BEGIN QUERY LOGGING ON DWHPRO WITH
Turn off query logging for the specific user, account, or application
Log DBC.DBQLOGTBL plus EXPLAIN, OBJECTS, SQL, STEPINFO
Log DBC.DBQLOGTBL plus the EXPLAIN text
Log DBC.DBQLOGTBL plus the objects accessed
Log DBC.DBQLOGTBL plus the entire SQL text
Log DBC.DBQLOGTBL plus all steps of the query
Log DBC.DBQLOGTBL plus the Explain Plan as XML
Log DBC.DBQLOGTBL plus statistics usage
The LIMIT Option
The LIMIT parameter dictates the amount of data that is retained.

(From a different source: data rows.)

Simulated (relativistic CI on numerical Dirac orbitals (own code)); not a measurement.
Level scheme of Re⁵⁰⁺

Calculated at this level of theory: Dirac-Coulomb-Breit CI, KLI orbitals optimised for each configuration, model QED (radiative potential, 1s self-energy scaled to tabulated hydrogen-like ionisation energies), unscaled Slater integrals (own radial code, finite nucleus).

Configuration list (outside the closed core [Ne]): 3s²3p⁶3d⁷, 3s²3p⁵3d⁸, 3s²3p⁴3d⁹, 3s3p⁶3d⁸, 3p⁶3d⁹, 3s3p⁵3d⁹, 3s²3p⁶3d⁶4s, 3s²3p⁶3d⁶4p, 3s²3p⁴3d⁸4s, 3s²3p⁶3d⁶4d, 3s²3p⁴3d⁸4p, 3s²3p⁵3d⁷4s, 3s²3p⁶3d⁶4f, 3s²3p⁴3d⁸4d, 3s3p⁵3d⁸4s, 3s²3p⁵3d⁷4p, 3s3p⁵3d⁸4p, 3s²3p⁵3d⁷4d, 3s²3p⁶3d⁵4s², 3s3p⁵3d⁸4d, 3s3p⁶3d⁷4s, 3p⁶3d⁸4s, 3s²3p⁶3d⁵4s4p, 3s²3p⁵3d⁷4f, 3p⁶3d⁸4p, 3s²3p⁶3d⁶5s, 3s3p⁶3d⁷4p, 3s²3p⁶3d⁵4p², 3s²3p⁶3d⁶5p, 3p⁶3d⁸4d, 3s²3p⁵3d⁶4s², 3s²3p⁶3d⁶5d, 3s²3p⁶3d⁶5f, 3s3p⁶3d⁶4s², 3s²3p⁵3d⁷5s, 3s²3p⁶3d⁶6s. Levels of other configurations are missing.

Determines the length of the SQL text which is stored. The default is 200 characters. It can be between 0 and 10,000 characters.
It does not log into DBC.DBQLOGTBL and only writes counts of queries each 10 minutes
Teradata generates rows in DBC.DBQLOGTBL depends on certain thresholds (CPU seconds, etc.) defined. If the measure is below the threshold, Teradata only writes a summary row into DBC.DBQLSummaryTbl
Difference Between SUMMARY And THRESHOLD
Both logging types can utilize extra filters such as seconds, milliseconds, CPU and normalized CPU milliseconds, and the number of IOs.
With SUMMARY, these filters affect the queries in a group. Teradata saves the information only in table DBC.DBQLSummaryTbl.
SUMMARY = n1, n2, n3 [ELAPSEDSEC, ELAPSEDTIME, CPUTIME, CPUTIMENORM or IOCOUNT]
THRESHOLD filters direct queries to either DBC.DBQLOGTBL or DBC.DBQLSummaryTbl.
THRESHOLD = n [ELAPSEDSEC, ELAPSEDTIME, CPUTIME, CPUTIMENORM or IOCOUNT]
Query Logging Examples
BEGIN QUERY LOGGING ON ALL; Logs default row for all users, accounts, and applications.BEGIN QUERY LOGGING WITH NONE ON DWHPRO; Logs default row for all users but excludes DWHPRO in a second step.BEGIN QUERY LOGGING WITH NONE ON APPLNAME = ‘FASTLOAD’; Logs all requests of all fastloads.BEGIN QUERY LOGGING WITH NONE LIMIT THRESHOLD = 500 CPUTIME ON ALL; Logs default row for all queries above 100 CPU milliseconds; otherwise, counts the query in the DBC.DBQLSummaryTbl.
BEGIN QUERY LOGGING LIMIT SUMMARY = 100, 1000, 2000 CPUTIME ON ALL;
Logs in DBC.DBQLSummaryTbl in 4 different groups
- The query takes up to 100 milliseconds
- The query takes up to 1000 milliseconds
- The query takes up to 2000 milliseconds
- The query takes more than 2000 milliseconds
BEGIN QUERY LOGGING LIMIT THRESHOLD = 100 IOCOUNT ON ALL;
If a query requires more than 100 IOs, a default row should be logged in DBC.DBLOGTBL. Alternatively, if a query requires a maximum of 100 I/Os, it should be counted in DBC.DBQLSummaryTbl.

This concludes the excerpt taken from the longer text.